Fur Policy


We at Parajumpers strongly support social responsibility and sustainability in the apparel business. Our concern with regards to the ethics behind farm-bred fur has brought us to propose Finnraccoon for our women's styles and North American coyote for men.



Fur breeding regulations in the EU are the strictest in the world. The farm certification program provides added assurances since, in order to be awarded the certificate, a fur farm must exceed the current legal requirements. An important factor is the transparency of all operations. The Finnish Fur Breeders' Association and its stakeholders developed the certification criteria to cover the most important sectors of various farm operations. The certification criteria for a fur farm are: animal health and welfare, housing conditions, feeding, breeding, environmental protection and farm hygiene. The lives of animals bred on a certified farm and the fur production chain are documented and traceable.

Finland is one of the world's leading fur farming countries. Due to the cold climate, long-term research and the fur farmers' professional skill, furs produced in Finland are of excellent quality. Fur farming is part of Finnish agricultural production and helps the countryside remain viable. In Finland the industry provides employment for around 22,000 people. Breeding of fur animals in Finland is based on systematic and continuous training, researching animal behaviour and welfare, and also on environmental issues associated with fur farming. Scientific research ensures that the breeding methods used guarantee the best possible care of the animals, and that fur farming regulations and legislation are based on a solid foundation. The national legislation, together with the legal provisions of the Council of Europe, form the framework for fur farming in Finland. Detailed regulations covering e.g. animal housing and the care, handling and despatching methods of the animals guide the daily activities of fur farms. The Finnish authorities inspect fur farms regularly, paying attention to both animal welfare and the environmental protection measures taken by the farm.


The SAGA FURS® trademark, exclusively used by the Finnish Fur Sales auction house, includes pelt traceability up to the production farm. All SAGA FURS® range pelts also are part of the international Origin Assured programme (OA™).

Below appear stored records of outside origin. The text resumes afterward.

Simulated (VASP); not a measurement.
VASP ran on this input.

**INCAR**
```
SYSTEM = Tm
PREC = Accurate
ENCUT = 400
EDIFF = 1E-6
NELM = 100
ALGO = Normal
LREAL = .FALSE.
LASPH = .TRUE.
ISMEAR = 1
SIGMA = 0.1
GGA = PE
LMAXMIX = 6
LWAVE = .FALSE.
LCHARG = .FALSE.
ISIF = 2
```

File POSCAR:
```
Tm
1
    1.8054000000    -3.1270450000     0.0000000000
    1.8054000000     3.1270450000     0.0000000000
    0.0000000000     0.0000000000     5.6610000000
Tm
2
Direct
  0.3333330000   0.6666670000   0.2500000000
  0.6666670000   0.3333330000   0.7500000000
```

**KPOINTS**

More information on www.sagafurs.com.



North America is blessed with an abundance of natural resources including many species of wildlife. Over 65,000 people are involved in the Canadian fur trade, including some 60,000 Canadian First Nations and non-native trappers. These people and their families rely on animals for both food and income. Above all, they respect nature and want the animals to be there for their children, their grandchildren and for many more generations to come.


Trapping is highly regulated in North America to ensure long-term conservation of furbearer populations, and trappers also use methods that meet the highest animal welfare standards in the world. The Canadian Trap Certification Protocol uses parameters of trap efficiency, humaneness and safety to approve traps for use in Canadian trapping and furbearer management programs. Since the early 1900s, scientific research and government regulations have ensured that trapping (for fur, habitat protection or other purposes) is carefully controlled. Trappers take only part of the surplus that nature produces each year. Endangered species are never used. The fur trade is, in fact, an excellent example of the sustainable use of renewable resources, a principle promoted by conservation groups around the world. The continued abundance of North American furbearers shows the care and commitment of trappers, conservation groups and government wildlife agencies.


Our coyote furs are supplied by NAFA FURS™ and are Origin Assured (OA™).

More information on www.nafa.ca.




The rabbit fur we use is a by-product of the food industry. Our sheep fur products do not come from animals protected by CITES (the Convention on International Trade in Endangered Species of Wild Fauna and Flora), but from farmed multiple-purpose sheep that are kept in herds. Furthermore, the skins have not been tanned with whale or other cetacean oils.